OPTIMIZATION
Academic Year 2025/2026 - Teacher: LAURA ROSA MARIA SCRIMALIExpected Learning Outcomes
The goals of the course are:
Knowledge and understanding: to acquire base knowledge that allows students to study optimization problems and apply opportune techniques to solve decision-making problems. The students will be able to use algorithms for both linear and nonlinear programming problems.
Applying knowledge and understanding: to identify and model real-life decision-making problems. In addition, through real examples, the student will be able to find correct solutions for complex problems.
Making judgments: to choose and solve autonomously complex decision-making problems and to interpret the solutions.
Communication skills: to acquire base communication and reading skills using technical language.
Learning skills: to provide students with theoretical and practical methodologies and skills to deal with optimization problems, ranging from computer science to engineering; to acquire further knowledge on the problems related to applied mathematics.
Course Structure
Teaching Organization
credit value 6 - 48 hours
total study 150 hours
102 hours of individual study
24 hours of frontal lecture
24 hours of exercises
For this course, there will be 2 hours of teaching per lecture twice a week. The teaching material will be available on the Studium and Teams platforms. For each topic, exercises will be solved by the teacher or proposed to students.
Should teaching be carried out in mixed mode or remotely, it may be necessary to introduce changes with respect to previous statements, in line with the programme planned and outlined in the syllabus.
Required Prerequisites
Fundamental concepts of mathematical analysis, two-dimensional geometry and linear algebra.
Attendance of Lessons
For a thorough understanding of the topics covered and the methodologies presented, regular attendance at the lectures is strongly recommended.
Detailed Course Content
The course aims to study the theoretical foundations and main solution methodologies of mathematical optimization. The objective of the course is to enable students to translate complex problems into a mathematical formulation in terms of linear or nonlinear programming and to solve them using appropriate numerical methods. By the end of the course, students will be able to construct a mathematical model of a real decision-making problem and interpret the obtained solution as an operational strategy. Particular emphasis will be placed on applications in the socio-economic, computer science, and engineering fields.
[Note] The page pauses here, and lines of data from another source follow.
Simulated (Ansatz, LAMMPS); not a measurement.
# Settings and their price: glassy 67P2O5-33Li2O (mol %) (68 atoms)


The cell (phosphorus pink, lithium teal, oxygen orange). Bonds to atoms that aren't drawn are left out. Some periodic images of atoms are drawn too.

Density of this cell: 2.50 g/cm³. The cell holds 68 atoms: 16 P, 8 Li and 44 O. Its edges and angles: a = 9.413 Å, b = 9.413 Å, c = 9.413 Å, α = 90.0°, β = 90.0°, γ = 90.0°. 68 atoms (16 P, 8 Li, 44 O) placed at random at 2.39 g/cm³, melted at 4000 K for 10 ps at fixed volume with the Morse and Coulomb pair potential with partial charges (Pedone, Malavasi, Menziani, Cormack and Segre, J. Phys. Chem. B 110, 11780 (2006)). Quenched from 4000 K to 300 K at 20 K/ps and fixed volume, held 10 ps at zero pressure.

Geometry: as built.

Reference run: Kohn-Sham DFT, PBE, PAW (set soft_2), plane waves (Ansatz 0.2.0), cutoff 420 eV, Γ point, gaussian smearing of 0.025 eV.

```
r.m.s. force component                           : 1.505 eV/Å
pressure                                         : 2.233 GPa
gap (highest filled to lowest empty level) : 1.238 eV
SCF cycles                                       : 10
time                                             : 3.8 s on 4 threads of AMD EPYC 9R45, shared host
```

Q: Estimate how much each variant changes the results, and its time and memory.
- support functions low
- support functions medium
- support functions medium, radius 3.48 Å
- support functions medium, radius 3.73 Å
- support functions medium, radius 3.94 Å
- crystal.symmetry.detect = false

Goals of U. N. Agenda for Sustainable Development
This course contributes to the achievement of the following goals of U. N. Agenda for Sustainable Development
Goal N. 4 Quality Education
Target 4.3
Target 4.7
Goal N. 13 Climate Action
Target 13.3
Textbook Information
[1] F.S. Hillier, G.J. Lieberman, Introduction to Operations Research, Mc Graw Hill, 2020
[2] O.L. Mangasarian, Nonlinear Programming, SIAM Classics in Applied Mathematics.
[4] D.P. Bertsekas, Nonlinear Programming, Athena Scientific.
Teaching material will be given during the course.
| Author | Title | Publisher | Year | ISBN |
|---|---|---|---|---|
| F.S. Hillier, G.J. Lieberman | Introduction to Operations Research, | Mc Graw Hill. | 2020 |
Course Planning
| Subjects | Text References | |
|---|---|---|
| 1 | Linear programming models | [1] |
| 2 | Graphical resolution of linear programming problems | [1], teaching material |
| 3 | Geometric approach to linear programming | [1] |
| 4 | Algebra approach to linear programming | [1], teaching material |
| 5 | Simplex method | [1] |
| 6 | Duality | [1] teaching material |
| 7 | Integer linear programming | [1], teaching material |
| 8 | Transportation and assignment problems | [1] |
| 9 | Cutting plane method | [1], teaching material |
| 10 | Branch and bound method | [1], [teaching material |
| 11 | Knapsack problem | [1] |
| 12 | TSP problem | [1] |
| 13 | Non linear programming | [4] |
| 14 | Optimality conditions for unconstrained and constrained optimization | [4] |
| 15 | Solution methods for unconstrained and constrained problems | [4]; teaching material |
| 16 | Some optimization tools (Geogebra, Excel, Gurobi, Mathematica) | [1], teaching material |
Learning Assessment
Learning Assessment Procedures
The final exam consists of an oral test during which the candidate is also requested to solve a numerical exercise. The final grade is established on the basis of the answers given by the candidate and the solving of the numerical example.
Final grades will be assigned taking into account the following criteria:
Rejected: Basic knowledge has not been acquired. The student is not able to solve simple exercises.
18-23: Basic knowledge has been acquired. The student solves simple exercises, has sufficient communication skills, and makes judgements.
24-27: All the knowledge has been acquired. The student solves all the proposed exercises making few errors and has good communication skills and making judgements.
28-30 cum laude: All the knowledge has been completely acquired. The student applies knowledge and has excellent communication skills, learning skills and making judgements.
The assessment may also be carried out online, should circumstances require it.
Students with disabilities and/or specific learning disorders (SLD) must contact, well in advance of the exam date, the instructor, the CInAP representative for the DMI (Prof. Daniele), and CInAP in order to notify them that they intend to take the exam with the appropriate compensatory measures.
To take part in the final exam, students must register through the SmartEdu portal. For any technical issues related to the registration, please contact the Student Office.
Examples of frequently asked questions and / or exercises
Simplex method. Linear programming examples. Integer linear programming and use of branch and bound method. Knapsack problem. Optimality conditions in linear programming. Optimality conditions for non linear problems. KKT conditions. Penalty and barrier methods.
It should be noted that these questions are purely indicative: the actual questions asked during the exam may differ, even significantly, from those included in this list.
During the lessons, exercises similar to those that students will face in their final exam will be carried out. Additional exercises will be made available throughout the course.